The liberty of Cowper was not, however, that lawless restraint which, under the sacred name of liberty, would burst asunder all those bands that hold society together, and introduce confusion infinitely more to be dreaded than the most absolute despotism. It was not the wild and unrestrained liberty of the ferocious mob; it was the liberty that is compatible with wholesome restraint, and with the due administration of law. It was the liberty not of disorder but of discipline, as will be seen by the following beautiful lines

"Let Discipline employ her wholesome arts;
Let magistrates alert perform their parts,
Not skulk, or put on a prudential mask,
As if their duty was a desperate task.
Let active laws apply the needful curb,
To guard the peace that riot would disturb;

And liberty, preserved from wild excess,
Shall raise no feuds for armies to suppress.
When Tumult lately burst his prison door,
And set plebeian thousands in a roar,
When he usurped Authority's just place,
And dared to look his master in the face;
When the rude rabble's watch-word was- Destroy!'
And blazing London seemed a second Troy !
Liberty blushed, and hung her drooping head-
Beheld their progress with the deepest dread;
Blushed that effects like these she could produce,
Worse than the deeds of galley-slaves let loose;
She loses in such storms her very name,

And fierce Licentiousness should bear the blame!"

Powerful as were the charms of subjects like these to Cowper, there were others of a different character which he held as more dear, and ever regarded as more important. Like his great predecessor, Milton, he had made the sacred scriptures his constant study; not so much because he admired the sublime imagery of the holy penmen, (alive as he was to their beauties in this respect) as because he felt the full force of divine truth upon his heart; which, notwithstanding the severe pressure of his malady, would sometimes yield him an interval of pleasure. It was undoubtedly on one of these happy occasions that he penned the following lines, so strikingly descriptive of the refined pleasure with which the christian can view the works of nature.

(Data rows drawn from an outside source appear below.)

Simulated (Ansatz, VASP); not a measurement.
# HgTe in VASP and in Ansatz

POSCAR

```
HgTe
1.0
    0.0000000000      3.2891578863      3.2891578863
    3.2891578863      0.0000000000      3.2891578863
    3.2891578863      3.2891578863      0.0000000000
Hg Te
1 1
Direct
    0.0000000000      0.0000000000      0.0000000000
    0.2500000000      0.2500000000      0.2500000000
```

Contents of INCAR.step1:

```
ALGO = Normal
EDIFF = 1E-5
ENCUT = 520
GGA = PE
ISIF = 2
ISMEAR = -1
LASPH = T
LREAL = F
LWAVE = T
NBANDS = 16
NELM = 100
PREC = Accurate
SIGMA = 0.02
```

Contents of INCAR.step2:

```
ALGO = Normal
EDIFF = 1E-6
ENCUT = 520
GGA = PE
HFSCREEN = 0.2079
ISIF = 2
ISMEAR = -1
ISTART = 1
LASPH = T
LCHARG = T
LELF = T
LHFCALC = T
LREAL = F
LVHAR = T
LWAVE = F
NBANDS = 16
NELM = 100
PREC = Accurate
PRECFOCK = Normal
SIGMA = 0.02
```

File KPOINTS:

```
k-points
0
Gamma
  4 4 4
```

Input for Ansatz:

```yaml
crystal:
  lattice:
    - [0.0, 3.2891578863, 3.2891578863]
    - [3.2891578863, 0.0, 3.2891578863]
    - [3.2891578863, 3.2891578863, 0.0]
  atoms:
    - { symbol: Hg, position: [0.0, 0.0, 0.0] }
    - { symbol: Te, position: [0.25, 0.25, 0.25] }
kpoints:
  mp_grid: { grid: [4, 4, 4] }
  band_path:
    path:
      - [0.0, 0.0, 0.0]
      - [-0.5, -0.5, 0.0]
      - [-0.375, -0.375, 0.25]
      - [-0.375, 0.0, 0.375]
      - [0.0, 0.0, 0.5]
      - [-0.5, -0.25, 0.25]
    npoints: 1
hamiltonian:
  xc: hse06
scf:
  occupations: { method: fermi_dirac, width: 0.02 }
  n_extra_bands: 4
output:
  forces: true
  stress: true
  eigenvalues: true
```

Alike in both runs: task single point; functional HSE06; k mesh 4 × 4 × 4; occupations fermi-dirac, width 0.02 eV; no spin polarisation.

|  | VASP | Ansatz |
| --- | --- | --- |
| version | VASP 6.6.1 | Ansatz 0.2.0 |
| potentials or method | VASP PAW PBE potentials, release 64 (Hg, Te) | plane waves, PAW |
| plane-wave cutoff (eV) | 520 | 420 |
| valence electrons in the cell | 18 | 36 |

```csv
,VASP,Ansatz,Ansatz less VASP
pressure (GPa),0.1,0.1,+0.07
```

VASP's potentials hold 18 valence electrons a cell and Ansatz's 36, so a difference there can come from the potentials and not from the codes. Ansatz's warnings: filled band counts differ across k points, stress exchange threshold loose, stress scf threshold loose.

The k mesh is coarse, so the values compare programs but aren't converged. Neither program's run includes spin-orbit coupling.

"He looks abroad into the varied field

Of nature; and though poor, perhaps, compared
With those whose mansions glitter in his sight,

Calls the delightful scenery all his own :
His are the mountains, and the valleys his,
And the resplendent rivers: his to enjoy
With a propriety that none can feel.
But who, with filial confidence inspired,
Can lift to heaven an unpresumptuous eye,
And smiling sayMy Father made them all!